Will ACP Finish the Race?
Still, time hasn’t been a friend to either pipeline project, with each mired in years long regulatory wrangling and fierce green opposition. However, the 300 mile MVP project is 90% done and could open late this year if it can clear two regulatory snags, according to sponsor EQM Midstream Services.
ACP is not so fortunately situated and grows more vulnerable to cancellation as its budget balloons and a regulatory morass makes its completion date ever more opaque.
When ACP was first proposed, it was to cost $4 billion and be in service in 2019. The cost of the stalled line has since doubled to $8 billion and operations won’t begin for at least another year and a half under the most optimistic scenario.

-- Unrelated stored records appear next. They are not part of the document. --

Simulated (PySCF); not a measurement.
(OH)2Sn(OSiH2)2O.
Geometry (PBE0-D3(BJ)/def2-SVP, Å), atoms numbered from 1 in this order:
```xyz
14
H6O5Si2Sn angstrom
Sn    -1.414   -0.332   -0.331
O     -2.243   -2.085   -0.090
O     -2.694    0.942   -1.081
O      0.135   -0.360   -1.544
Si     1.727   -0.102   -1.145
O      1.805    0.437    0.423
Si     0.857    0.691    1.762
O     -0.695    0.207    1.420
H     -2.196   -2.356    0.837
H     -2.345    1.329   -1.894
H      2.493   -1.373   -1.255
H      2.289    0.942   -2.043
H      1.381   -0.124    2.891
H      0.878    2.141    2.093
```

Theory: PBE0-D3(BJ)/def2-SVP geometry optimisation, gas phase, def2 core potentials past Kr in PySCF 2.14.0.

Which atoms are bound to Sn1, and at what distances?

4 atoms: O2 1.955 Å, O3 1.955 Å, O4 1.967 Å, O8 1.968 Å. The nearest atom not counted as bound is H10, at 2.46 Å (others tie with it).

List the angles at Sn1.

ACP is awaiting a US Supreme Court ruling that would allow it to cross the Appalachian Trail and, like MVP, needs the US Fish and Wildlife Service to complete a review of how to mitigate harm to endangered and threatened species along the pipeline route. That action brought construction to a hard stop on both pipes as they work to restore the vital federal permit (NGW Dec.17’18).
ACP “was under active construction throughout most of 2018 until we suspended construction just before Christmas of that year,” Dominion spokeswoman Ann Nallo told Energy Intelligence. “During that time, we made good progress across 300 miles of the route with tree clearing, digging trenches and laying pipe, and building associated infrastructure such as M&R stations and offices. We anticipate resuming construction later this year and being inservice for consumers by early 2022.”
But Lewis still gives ACP a 50-50 chance of being canceled if costs continue to climb and regulatory delays persist.
“It’s a bit of a different scenario than Mountain Valley, where most of the capital costs has been spent and it’s more a time issue,” Lewis said. “Since ACP is not as far down the path I think there’s a bigger question on if the sponsors
want to continue this process just because there’s a lot more money to be spent going forward.”
Medlock agrees ACP could be vulnerable to cancellation just as any infrastructure project would energy or not.
“If your actual physical construction cost begins to climb because of legal delays and other things, those delays become expensive because you have to take out debt to build these things and the banks just don’t disappear and give you a holiday,” Medlock said. “So there comes a point when you start looking at what’s the cost of ceasing because at some point if you’ve already spent a big chunk of money it’s not as simple as saying the rates aren’t going to cover the cost, it really is how much of the overall cost am I going to recoup if I can get this thing finished so I can service that debt.
“At some point, you’re not so much concerned about profit as you are about avoided costs, which is why sometimes these things just hang on,” he said.